The News Corporation (ASX: NWS) share price opened 6% higher today after posting big jumps across the company’s top line and bottom line for FY22.
News Corp shares are going for $25.755 apiece at the time of writing, 6.12% higher than yesterday’s closing price of $24.27 a share.
Let’s check the media giant’s full-year results.
What did News Corp report?
The ASX-listed news media publishing company pulled in total revenue of $10.39 billion, an 11% increase on FY21. Excluding one-off items like acquisitions, divestitures, and foreign currency impact, revenue rose by 8%.
A stellar performance in News Corp’s digital real estate services (REA Group and Realtor.com) and financial news (Wall Street Journal and Barrons) segments were the key driving forces, posting increases in revenue of 25% and 18% respectively.

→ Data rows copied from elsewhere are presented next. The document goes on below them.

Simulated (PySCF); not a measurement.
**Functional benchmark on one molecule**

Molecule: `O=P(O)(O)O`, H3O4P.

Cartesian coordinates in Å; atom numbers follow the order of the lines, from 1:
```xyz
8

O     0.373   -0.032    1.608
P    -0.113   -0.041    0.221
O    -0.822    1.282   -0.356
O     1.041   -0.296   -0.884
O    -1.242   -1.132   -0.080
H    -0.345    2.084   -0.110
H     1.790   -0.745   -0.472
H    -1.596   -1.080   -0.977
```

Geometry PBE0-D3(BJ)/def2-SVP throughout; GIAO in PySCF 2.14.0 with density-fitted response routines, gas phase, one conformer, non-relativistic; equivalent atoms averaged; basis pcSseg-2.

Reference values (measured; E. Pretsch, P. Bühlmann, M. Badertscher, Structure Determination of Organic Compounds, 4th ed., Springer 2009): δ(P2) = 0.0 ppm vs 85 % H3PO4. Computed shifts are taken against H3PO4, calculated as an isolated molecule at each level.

The above segments offset a 2% fall in subscription video revenue. This was primarily due to a substantial dip in residential broadcast subscribers and Foxtel Now subscribers.
On a segment level, total earnings before interest, tax, depreciation, and amortisation (EBITDA) came in at $1.67 billion, a 31% lift on FY21.
The same divisions spearheaded the surge in EBITDA. Digital real estate services and the financial news segments experienced improvements of 12% and 30% in EBITDA respectively.
However, subscription video services fell flat in terms of EBITDA.
Overall, News Corp’s net income for FY22 was $760 million, beating last year’s figure of $389 million by 95%.
Management buoyed by results
There was much positive commentary about News Corp’s results for the year. However, I would treat the following comments with a degree of scepticism.
News Corp CEO Robert Thomson said:
Foxtel’s renaissance continued, as streaming revenues from Kayo and BINGE offset broadcast declines during the year. While down slightly for the year due to currency fluctuations, both revenue and profitability were markedly higher on an adjusted basis.
Foxtel Now total subscribers and paid subscribers both dropped by 27,000 and 25,000 respectively. In the future, closer attention should be paid to these numbers.
In addition, whilst Kayo and BINGE have recorded solid growth in subscribers, the battle for streaming eyeballs continues to heat up.
The fall in Netflix (NASDAQ: NFLX) subscribers this year could be a telltale sign of the challenges facing streaming service providers.
What’s next for News Corp?
As reported in the Australian Financial Review, News Corp Chief Financial Officer Susan Panuccio advised investors the company would continue to work on cost control in light of supply chain and inflation pressures.
These comments were directed at the potential adverse impact on advertising revenue. Panuccio said:
We will take necessary action to address those pressures including pricing adjustments, together with our ongoing focus on cost management. Visibility on advertisingremains limited across the businesses and we continue to expect foreign exchange headwinds given the current spot rates for the Australian dollar and pound sterling compared to the prior year.
The clouded outlook for advertising makes it challenging to forecast future revenue. This is probably one reason for News Corp’s historically cyclical results.
The News Corp share price has dropped 21% in the last 12 months, far underperforming the S&P/ASX 200 Index (ASX: XJO). Across the same period, the ASX 200 has declined by 6%.
News Corp has been a benefactor of the digital media tailwind as people move away from physical news publications. As a result, gross margins have steadily risen in the last decade.
However, margin and cost improvements can only take a company so far. Great companies often find ways to generate consistent and sustainable top and bottom line growth.
In News Corp’s case, advertising revenue is primarily dictated by macroeconomic forces. When times are good, businesses have more to spend on advertising but this quickly gets flipped when times are bad.
These are some of the factors to consider when assessing the long-term outlook of News Corp.